According to Wallace’s agent, Bill Strickland, the Knicks have yet to begin formal contract negotiations with his client, but Wallace wants to return to the NBA as a member of the Knicks. He was given a physical and is expected to attend training camp on Monday and assuming the Knicks sign Wallace, he’ll make the veteran’s minimum salary of $1.7 million.
“That’s my understanding, based on his relationship with Coach (Mike) Woodson,” Strickland said.
Wallace last played in the NBA for the Boston Celtics during the 2009-10 season, which ended in a Game 7 loss to the Los Angeles Lakers, but the majority of his career was spent with the Portland Trailblazers and Detroit Pistons. He won a championship ring with Detroit in 2004 when Mike Woodson was an assistant coach there.
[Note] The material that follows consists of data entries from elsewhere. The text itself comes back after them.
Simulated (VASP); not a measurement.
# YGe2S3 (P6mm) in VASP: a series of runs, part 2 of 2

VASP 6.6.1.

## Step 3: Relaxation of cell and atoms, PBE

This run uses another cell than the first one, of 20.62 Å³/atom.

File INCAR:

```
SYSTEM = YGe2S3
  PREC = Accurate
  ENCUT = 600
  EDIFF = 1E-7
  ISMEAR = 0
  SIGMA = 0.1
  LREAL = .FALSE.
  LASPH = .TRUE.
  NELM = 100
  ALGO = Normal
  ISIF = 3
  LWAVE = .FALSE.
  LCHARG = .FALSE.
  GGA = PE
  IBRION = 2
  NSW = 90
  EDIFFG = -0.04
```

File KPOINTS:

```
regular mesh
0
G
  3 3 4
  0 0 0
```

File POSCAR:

At age 38, Wallace will likely need to get back into NBA shape, but the Knicks appear to be confident that he will be able to provide an upgrade as a defensive player who can knock down a few three-pointers.
The addition of Wallace will give the Knicks another player who is on the wrong side of thirty as Camby is 38, Jason Kidd is 39 and Thomas will turn 40 in October.
Technically, the Knicks have one guaranteed roster spot available since the Knicks signed Chris Copeland to a non-guaranteed contract. Copeland was expected to make the final roster a few weeks ago, but it appears the Knicks will be going in a different direction with the potential signing of Wallace.
Other players the Knicks could pursue for the final guaranteed roster spot are Josh Howard, who has received interest from other teams that would allow him to get more playing time and Kenyon Martin, who has yet to realize that he won’t get more than the veteran minimum.